October 23, 2012

Basic language structures project

Listen to MP3

Podcast transcription:

Hello this is Vladimir, coming to you from Taipei, Taiwan. It‘s been a very long time since I did a recording for my podcast and it’s been quite a while since I wrote an article as well and so I decided that this has to end that I have to dedicate more time to my blog and my podcast.

There were several reasons for not writing and not doing recordings, mostly because since the last time I wrote an article which was probably sometime in March or April - since then we’ve been having wonderful weather and I just felt bad whenever I spent time inside. And another reason probably is also the fact that it takes me a lot of time to come up with an interesting topic and something that I personally think would be worth writing an article about, let alone to do a recording about and it takes a lot of time to work on the article itself, to work out the details and if it's recording it takes a lot of time to work on the recording so that it looks good and sounds good. So whenever I was out in the beautiful weather and I was thinking that should go back and work on the recordings I just sort of postponed and postponed basically until now.
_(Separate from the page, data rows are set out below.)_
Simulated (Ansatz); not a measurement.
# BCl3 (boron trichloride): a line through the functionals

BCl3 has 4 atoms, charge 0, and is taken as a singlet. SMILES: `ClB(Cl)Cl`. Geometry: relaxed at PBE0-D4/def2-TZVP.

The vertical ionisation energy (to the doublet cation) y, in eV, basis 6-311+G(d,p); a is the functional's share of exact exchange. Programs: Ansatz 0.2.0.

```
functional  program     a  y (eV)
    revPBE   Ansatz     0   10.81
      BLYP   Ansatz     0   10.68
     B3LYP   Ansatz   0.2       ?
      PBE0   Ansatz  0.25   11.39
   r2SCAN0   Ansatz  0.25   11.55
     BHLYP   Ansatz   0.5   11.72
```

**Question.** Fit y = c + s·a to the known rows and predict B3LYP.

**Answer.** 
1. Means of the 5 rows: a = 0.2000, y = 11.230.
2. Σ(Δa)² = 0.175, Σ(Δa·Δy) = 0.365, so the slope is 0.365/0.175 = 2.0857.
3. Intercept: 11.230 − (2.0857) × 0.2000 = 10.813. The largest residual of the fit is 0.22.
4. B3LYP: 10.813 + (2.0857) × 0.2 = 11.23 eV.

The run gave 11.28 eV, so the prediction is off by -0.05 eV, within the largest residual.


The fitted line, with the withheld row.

But the summer is over, unfortunately, but it's a good thing for my podcasting projects. In the meantime of course I was working on some languages and was learning some languages mainly Farsi and Polish and of course because I love languages and I love to think about how they work, how we learn languages and how we can learn them faster and all these things, I came up with several interesting things that I kind of developed and some of them actually turned into small research projects. Of course I didn‘t write an article now but at least I would like to do a podcast recording to introduce one of these projects because it is a long-term thing and it will take a long time until its really finished and until I can post the results. So at least what I thought I could do is do a little recording about this project and talk about it a little bit

So basically what I did and first, I’ll give you the name - actually it doesn't even have a name because it’s so complicated so I guess what I could call it is sort of like the research off the basic startup vocabulary and lexical structures necessary for a person to speak a language at basic fluency. To give you some background about this: back when I was learning Italian and then later mainly when I was learning Polish and then Farsi I realized that I was looking, while learning these languages I was looking for the same types of structures that kept popping up here and there in the language and that the structures were very similar in all of the languages whether it was Chinese, Italian or Polish. Back when I was learning Italian I actually did a little project where I was trying to sample all the vocabulary that I was using on a daily basis in Italian but back then I should’ve extended it and I should have mapped also the expressions not only the vocabulary.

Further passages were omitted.